## Step 1: Verify GPU Availability

## 1. Verify GPU Availability

In [None]:
import torch
import os
import sys

print("=" * 50)
print("GPU Status")
print("=" * 50)
print(f"GPU Available: {torch.cuda.is_available()}")

if torch.cuda.is_available():
    print(f"Device Name: {torch.cuda.get_device_name(0)}")
    print(f"GPU Memory: {torch.cuda.get_device_properties(0).total_memory / 1e9:.2f} GB")
    print("✅ GPU is ready!")
else:
    print("\n⚠️  WARNING: No GPU detected!")
    print("Please go to: Runtime → Change runtime type → Select GPU")
    print("Then restart this notebook.")
    sys.exit(1)

## 2. Clone Repository and Install Dependencies

In [None]:
print("\n" + "=" * 50)
print("Cloning Repository")
print("=" * 50)

if not os.path.exists('/content/image-captioning-app'):
    !git clone https://github.com/AlexSkogum/image-captioning-app.git /content/image-captioning-app
    print("✅ Repository cloned")
else:
    print("✅ Repository already exists")

os.chdir('/content/image-captioning-app')
print(f"Working directory: {os.getcwd()}")

In [None]:
print("\n" + "=" * 50)
print("Installing Dependencies")
print("=" * 50)

!pip install -q torch torchvision torchaudio --index-url https://download.pytorch.org/whl/cu118
!pip install -q fastapi uvicorn gradio pillow pandas numpy requests nltk pyyaml kaggle

print("✅ All dependencies installed")

## 3. Setup Kaggle Credentials

In [None]:
print("\n" + "=" * 50)
print("Kaggle Credentials Setup")
print("=" * 50)

from google.colab import files
import json

kaggle_dir = os.path.expanduser('~/.kaggle')
os.makedirs(kaggle_dir, exist_ok=True)

print("\nChoose one option:")
print("[A] Upload kaggle.json from your computer")
print("[B] Enter credentials manually")

# Option A: Upload file (uncomment to use)
# print("\nUploading kaggle.json...")
# uploaded = files.upload()
# for filename in uploaded.keys():
#     if filename == 'kaggle.json':
#         !mv {filename} {kaggle_dir}/
#         !chmod 600 {kaggle_dir}/kaggle.json
#         print("✅ kaggle.json uploaded and configured")

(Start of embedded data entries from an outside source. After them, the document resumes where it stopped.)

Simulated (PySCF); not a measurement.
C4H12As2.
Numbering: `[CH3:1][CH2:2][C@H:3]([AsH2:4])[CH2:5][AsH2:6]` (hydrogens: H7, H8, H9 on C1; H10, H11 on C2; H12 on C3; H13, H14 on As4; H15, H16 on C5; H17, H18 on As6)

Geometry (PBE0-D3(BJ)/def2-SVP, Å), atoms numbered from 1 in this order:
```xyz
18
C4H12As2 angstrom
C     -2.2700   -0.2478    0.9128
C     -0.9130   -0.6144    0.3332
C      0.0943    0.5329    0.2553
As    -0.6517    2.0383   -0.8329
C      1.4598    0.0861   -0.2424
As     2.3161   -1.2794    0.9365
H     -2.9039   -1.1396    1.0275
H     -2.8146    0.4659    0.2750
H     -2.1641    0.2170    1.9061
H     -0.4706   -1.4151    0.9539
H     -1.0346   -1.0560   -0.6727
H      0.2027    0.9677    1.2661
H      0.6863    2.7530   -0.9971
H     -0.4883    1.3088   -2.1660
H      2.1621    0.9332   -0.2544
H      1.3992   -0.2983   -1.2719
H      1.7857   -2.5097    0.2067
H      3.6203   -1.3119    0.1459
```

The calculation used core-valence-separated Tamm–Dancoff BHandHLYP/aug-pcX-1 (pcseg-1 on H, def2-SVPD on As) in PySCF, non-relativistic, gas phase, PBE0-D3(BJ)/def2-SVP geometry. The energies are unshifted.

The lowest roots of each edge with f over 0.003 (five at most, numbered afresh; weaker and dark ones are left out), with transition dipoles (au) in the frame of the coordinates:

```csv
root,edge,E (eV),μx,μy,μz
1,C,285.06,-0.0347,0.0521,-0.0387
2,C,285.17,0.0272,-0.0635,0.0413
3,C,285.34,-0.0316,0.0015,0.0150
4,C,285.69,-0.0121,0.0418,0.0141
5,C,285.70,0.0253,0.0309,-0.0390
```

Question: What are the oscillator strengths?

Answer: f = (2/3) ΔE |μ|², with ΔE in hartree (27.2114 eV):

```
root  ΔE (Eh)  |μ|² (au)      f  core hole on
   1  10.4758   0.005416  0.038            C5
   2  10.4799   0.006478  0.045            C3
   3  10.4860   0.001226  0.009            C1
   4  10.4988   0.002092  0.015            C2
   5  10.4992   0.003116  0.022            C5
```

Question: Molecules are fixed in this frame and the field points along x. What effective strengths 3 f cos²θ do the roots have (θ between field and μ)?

# Option B: Manual entry (replace with your credentials)
kaggle_config = {
    "username": "YOUR_KAGGLE_USERNAME",
    "key": "YOUR_KAGGLE_API_KEY"
}

config_path = os.path.join(kaggle_dir, 'kaggle.json')
with open(config_path, 'w') as f:
    json.dump(kaggle_config, f)

!chmod 600 {config_path}
print(f"\n⚠️  IMPORTANT: Replace YOUR_KAGGLE_USERNAME and YOUR_KAGGLE_API_KEY above!")

## 4. Download Flickr8k Dataset

In [None]:
print("\n" + "=" * 50)
print("Downloading Flickr8k Dataset")
print("=" * 50)
print("\nThis may take 5-10 minutes...\n")

!mkdir -p data
!kaggle datasets download -d shadabhussain/flickr8k -p data/ --unzip

if os.path.exists('data/Images') and len(os.listdir('data/Images')) > 0:
    print(f"\n✅ Dataset downloaded successfully")
    print(f"Total images: {len(os.listdir('data/Images'))}")
else:
    print("\n⚠️  Download may have failed. Check Kaggle credentials above.")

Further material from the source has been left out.